2. The method according to claim 1, wherein the first layer comprises at least 70% by weight of polypropylene, polyethylene, or a combination of polypropylene and polyethylene.
3. The method according to any of claims 1 to 2, wherein the second layer comprises at least 40% by weight of polyamide.
4. The method according to any of claims 1 to 3, wherein the second layer comprises at most 50% by weight of polypropylene, polyethylene, or a combination of polypropylene and polyethylene; and at least 40% by weight of polyamide.
5. The method according to any of claims 1 to 4, wherein the thickness of the second layer is less than 1 mm.
6. The method according to any of claims 1 to 5, wherein the first layer comprises a crosslinking promoter in an amount of 0.5% by weight to 5.0% by weight.
7. The method according to any of claims 1 to 6, wherein the first layer comprises additives in an amount of 1% by weight to 20% by weight.
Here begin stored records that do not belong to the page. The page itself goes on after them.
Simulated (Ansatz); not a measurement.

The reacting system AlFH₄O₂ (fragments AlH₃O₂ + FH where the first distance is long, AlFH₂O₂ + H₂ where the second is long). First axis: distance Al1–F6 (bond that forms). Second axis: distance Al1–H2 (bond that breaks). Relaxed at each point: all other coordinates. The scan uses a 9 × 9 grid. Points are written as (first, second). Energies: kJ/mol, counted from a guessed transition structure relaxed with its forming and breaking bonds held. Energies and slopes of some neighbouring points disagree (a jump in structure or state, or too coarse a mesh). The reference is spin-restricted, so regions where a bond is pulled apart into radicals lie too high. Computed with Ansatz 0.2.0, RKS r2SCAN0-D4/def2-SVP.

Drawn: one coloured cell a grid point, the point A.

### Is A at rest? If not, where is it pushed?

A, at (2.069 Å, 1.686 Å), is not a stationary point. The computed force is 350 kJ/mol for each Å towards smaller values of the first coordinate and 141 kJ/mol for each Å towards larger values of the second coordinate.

8. The method according to any of claims 1 to 7, wherein the second layer comprises additives in an amount of 1% by weight to 10% by weight.
9. The method according to any of claims 1 to 8, wherein the polypropylene has a melt flow index of 0.1 grams to 25 grams per 10 minutes at 230 °C.
10. The method according to any of claims 1 to 9, wherein the polyethylene has a melt flow index of 0.1 grams to 25 grams per 10 minutes at 190 °C.
11. The method according to any of claims 1 to 10, wherein the amount of chemical foaming agent in the first layer is 3 to 15% by weight.
12. The method according to any of claims 1 to 11, wherein the foaming chemical agent comprises azodicarbonamide.
13. The method according to any one of claims 1 to 12, wherein the ionizing radiation is selected from the group consisting of alpha, beta (electrons), X-rays, gamma, and neutrons.
14. The method according to any of claims 1 to 13, wherein the coextruded structure is irradiated up to four times separately.
15. The method according to any of claims 1 to 14, wherein the ionizing radiation is an electron beam with an accelerating voltage of 200 kV to 1500 kV.
16. The method according to claim 15, wherein an absorbed electron beam dosage is 10-500 kGy.
17. The method according to any of claims 1 to 16, wherein the ionizing radiation cross-links the extruded structure to a degree of cross-linking of 20% to 75%.
18. The method according to any of claims 1 to 17, wherein the foaming comprises heating the irradiated structure with molten salt and radiant heaters or a hot air oven.
19. The method according to any of claims 1 to 18, wherein the density of the multi-layer foam structure is 20 kg / m3 to 250 kg / m3.
20. The method according to any of claims 1 to 19, wherein the multi-layer foam structure has an average closed cell size of 0.05 mm to 1.0 mm.
21. The method according to any of claims 1 to 20, wherein the multi-layer foam structure has a thickness of 0.2 mm to 50 mm.